SQL Beginner's Tutorial: JOIN Me and Together We Will Rule the Universe

in sql-forbeginners •  7 years ago 

JOIN_Me_Meme.jpg

Hi all of my Jedi Knights and Sith Lords,

Today you will JOIN me in my adventure to teach you more SQL (with Attitude) to continue on towards our final goal of creating a game. Yes, again, you heard that right!! We are making a game! It's going to go very slowly, b/c (let's face it) I also have a day job and a life outside of Steemit. Maybe not much of a life outside of Steemit, but it's there and my wife appreciates that I pay attention to her.


[Us]

So, today's Lesson: Using the JOIN statement.

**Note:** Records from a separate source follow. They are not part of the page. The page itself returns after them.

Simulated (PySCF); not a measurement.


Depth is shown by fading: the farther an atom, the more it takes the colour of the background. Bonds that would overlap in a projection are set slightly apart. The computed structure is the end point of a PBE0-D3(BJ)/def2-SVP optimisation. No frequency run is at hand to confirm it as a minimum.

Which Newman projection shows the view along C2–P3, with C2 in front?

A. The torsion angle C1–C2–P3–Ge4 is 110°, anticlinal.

Using the JOIN Statement in Your Queries

Of the many statements and keywords that you will use in querying data, the JOIN is the one that will be the most confusing in actual use but the most effective in filtering unwanted data out of the results. The JOIN keyword essentially tells us to take a pair of tables and join them together. It's like if you had a pair of Excel-based spreadsheets and needed to include both worksheets as a single result-set. In Excel you'd have to find some common linkage or know what corresponds to what. Then you'd have to actually do some Excel magic (which I'm not going into any further as this is not an Excel Tutorial).

In SQL, the JOIN will effectively do this for you as long as you know what the Foreign Keys are between the tables. When I say Foreign Keys, I mean those data columns that will be the same in both tables. As a quick example, let's say I have school children and backpacks that I've set up in a database (don't ask why... maybe the teacher wants to store this information for some organizational reason). The child has been given a unique ID that they are set up under in a table called "SchoolChildren"; and the backpacks are given a name-tag that is attached to it... in the database, the "BackPack" table has a column called "backpack_id" which directly corresponds to the child's ID. The child's ID would be a Primary Key and backpack's "backpack_id" would be a Foreign Key. Let's say now that child "10101" has 5 backpacks (1 for homework, 1 for Show-and-Tell, 1 for Snacks, 1 for extra clothes, and 1 for toys... it could happen). How do you tie back all 5 backpacks? by giving each one the same "10101" value for its "backpack_id".


BackPack

Certain SQL-based systems can query to pull in all of the data regardless of commonalities; however, Microsoft SQL Server Management Studio (which is the interface I use) does not allow an OUTER JOIN which does this. What we can do, though, is pull in all of the data from 1 table regardless of commonality with the other (or vice versa). To do so, we would use the LEFT OUTER JOIN and RIGHT OUTER JOIN to specify which table to use as the base table.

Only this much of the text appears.